All the best in humanity rises to meet a powerful alien threat in the sequel to Salvation—part of an all-new trilogy from “the owner of the most powerful imagination in science fiction” (Ken Follett).
The comparative utopia of twenty-third-century Earth is about to go dreadfully awry when a seemingly benign alien race is abruptly revealed to be one of the worst threats humanity has ever faced. Driven by an intense religious extremism, the Olyix are determined to bring everyone to their version of God as they see it. But they may have met their match in humanity, who are not about to go gently into that good night or spend the rest of their days cowering in hiding. As human ingenuity and determination rise to the challenge, collective humanity has only one goal—to wipe this apparently undefeatable enemy from the face of creation. Even if it means playing a ridiculously long game indeed.
But in a chaotic universe, it is hard to plan for every eventuality, and it is always darkest before the dawn.

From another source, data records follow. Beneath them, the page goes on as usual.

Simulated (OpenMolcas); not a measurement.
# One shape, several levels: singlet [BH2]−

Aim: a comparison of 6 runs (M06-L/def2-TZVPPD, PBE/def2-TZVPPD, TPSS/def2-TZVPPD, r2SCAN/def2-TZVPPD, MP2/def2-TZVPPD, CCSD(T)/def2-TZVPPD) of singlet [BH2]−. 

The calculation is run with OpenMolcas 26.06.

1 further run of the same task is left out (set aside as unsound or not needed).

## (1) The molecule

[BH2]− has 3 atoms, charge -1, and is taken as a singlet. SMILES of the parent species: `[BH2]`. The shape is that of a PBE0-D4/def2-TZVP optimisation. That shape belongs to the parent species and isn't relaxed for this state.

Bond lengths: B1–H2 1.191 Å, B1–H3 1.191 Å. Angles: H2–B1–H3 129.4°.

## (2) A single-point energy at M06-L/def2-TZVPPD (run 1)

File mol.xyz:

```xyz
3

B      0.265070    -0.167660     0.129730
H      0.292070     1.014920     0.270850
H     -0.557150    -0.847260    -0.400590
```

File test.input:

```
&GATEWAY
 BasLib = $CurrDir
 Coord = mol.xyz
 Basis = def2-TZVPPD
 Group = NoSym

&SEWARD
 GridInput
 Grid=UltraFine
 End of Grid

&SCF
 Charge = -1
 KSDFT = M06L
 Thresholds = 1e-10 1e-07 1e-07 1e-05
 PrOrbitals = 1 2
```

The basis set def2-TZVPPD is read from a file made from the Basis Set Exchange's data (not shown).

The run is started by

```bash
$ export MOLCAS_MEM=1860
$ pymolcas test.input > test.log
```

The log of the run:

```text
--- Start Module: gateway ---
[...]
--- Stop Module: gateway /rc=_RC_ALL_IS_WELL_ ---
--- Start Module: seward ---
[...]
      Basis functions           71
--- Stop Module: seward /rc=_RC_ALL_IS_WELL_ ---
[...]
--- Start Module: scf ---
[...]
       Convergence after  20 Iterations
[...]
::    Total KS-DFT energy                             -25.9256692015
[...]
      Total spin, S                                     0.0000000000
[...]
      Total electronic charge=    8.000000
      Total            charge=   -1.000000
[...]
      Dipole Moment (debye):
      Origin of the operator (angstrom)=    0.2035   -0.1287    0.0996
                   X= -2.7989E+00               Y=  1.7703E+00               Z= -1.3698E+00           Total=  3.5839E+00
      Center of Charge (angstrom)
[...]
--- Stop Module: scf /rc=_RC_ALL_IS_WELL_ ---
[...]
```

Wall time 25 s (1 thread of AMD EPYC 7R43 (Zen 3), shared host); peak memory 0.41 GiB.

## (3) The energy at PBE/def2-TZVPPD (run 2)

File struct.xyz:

The middle volume of Hamilton's Salvation Sequence space opera trilogy (after 2018's Salvation) provides a clever variation on the theme of alien invasion, but it's stronger on worldbuilding than characterizations. Hamilton's early-23rd-century Earth features intriguing developments: 3-D printers produce much of the food supply, and kilowatt-hours back major national currencies. Against that backdrop, and with 100 million humans living in colonies on asteroids and other planets, humankind must confront an existential challenge from an alien race, the Olyix. The Olyix have given humans biotech in exchange for electrical energy, which the aliens need to power their ships on a journey to "the end of the universe." But their true intentions are revealed by another nonhuman race, the Ne na, one of whom, Jessika, discloses that the Olyix are bent on offering human souls to their deity, whom they expect to find at their journey's conclusion. The humans' suspenseful resistance against overwhelming odds sets the stage for the series' conclusion, and Hamilton keeps things grounded with all-too-credible passages about partisan political bickering in the face of disaster. Series fans will enjoy this installment.